Principal Investigator Yogesh Surendranath
The selective and efficient reduction of carbon dioxide to liquid fuels would permit the closing of the anthropogenic carbon cycle for the first time. However, current catalysts for these reactions are far too inefficient and unselective to permit carbon dioxide utilization on a global scale. Progress in this field has been stymied by a lack of systematic catalyst design principles and a poor mechanistic understanding of the processes that control product selectivity. Through a combination of mechanistic and in situ spectroscopic investigations, we have uncovered the key kinetic branch points that determine the selectivity of carbon dioxide-to-fuels conversion relative to undesirable hydrogen production (above). In particular, we have shown that reaction selectivity depends critically on how electrons and protons couple at the interface to form one fuel over another.

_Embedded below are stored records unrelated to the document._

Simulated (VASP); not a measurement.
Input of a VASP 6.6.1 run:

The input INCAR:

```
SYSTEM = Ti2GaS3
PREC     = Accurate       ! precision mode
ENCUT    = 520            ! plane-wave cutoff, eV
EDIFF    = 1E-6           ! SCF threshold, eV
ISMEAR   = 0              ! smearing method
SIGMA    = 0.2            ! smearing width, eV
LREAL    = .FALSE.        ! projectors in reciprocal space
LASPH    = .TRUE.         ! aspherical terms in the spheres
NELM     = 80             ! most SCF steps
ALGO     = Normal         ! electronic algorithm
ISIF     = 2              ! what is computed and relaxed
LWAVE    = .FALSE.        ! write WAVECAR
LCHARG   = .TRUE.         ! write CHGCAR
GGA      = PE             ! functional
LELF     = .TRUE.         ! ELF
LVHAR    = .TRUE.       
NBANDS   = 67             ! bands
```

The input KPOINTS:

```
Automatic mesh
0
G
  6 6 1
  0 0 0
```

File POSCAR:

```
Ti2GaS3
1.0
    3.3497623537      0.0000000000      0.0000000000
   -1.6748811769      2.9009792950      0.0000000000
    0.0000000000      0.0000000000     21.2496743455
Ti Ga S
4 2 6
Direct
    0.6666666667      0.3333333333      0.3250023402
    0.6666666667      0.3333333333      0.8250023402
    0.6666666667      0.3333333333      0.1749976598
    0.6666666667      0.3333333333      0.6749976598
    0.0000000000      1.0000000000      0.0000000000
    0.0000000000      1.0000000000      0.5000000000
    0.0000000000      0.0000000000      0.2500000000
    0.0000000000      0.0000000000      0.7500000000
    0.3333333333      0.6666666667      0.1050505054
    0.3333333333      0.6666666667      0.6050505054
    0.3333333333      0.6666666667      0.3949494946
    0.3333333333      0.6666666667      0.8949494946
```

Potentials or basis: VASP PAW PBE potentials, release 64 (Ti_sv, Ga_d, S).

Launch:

These insights led us to postulate, counter-intuitively, that systematically attenuating proton flow to the interface would lead to dramatically improved electrocatalytic performance. To achieve this, we developed a new class of carbon dioxide to fuels catalysts that consist of a uniform array of interconnected pores (left). By tuning the mesostructure of these porous catalysts, we are able to systematically vary the selectivity and efficiency of fuel production from carbon dioxide. We currently investigating how carbon monoxide is activated at electrode surfaces en route to higher order liquid fuel products and developing strategies for tuning catalyst surface structure and mesostructure simultaneously.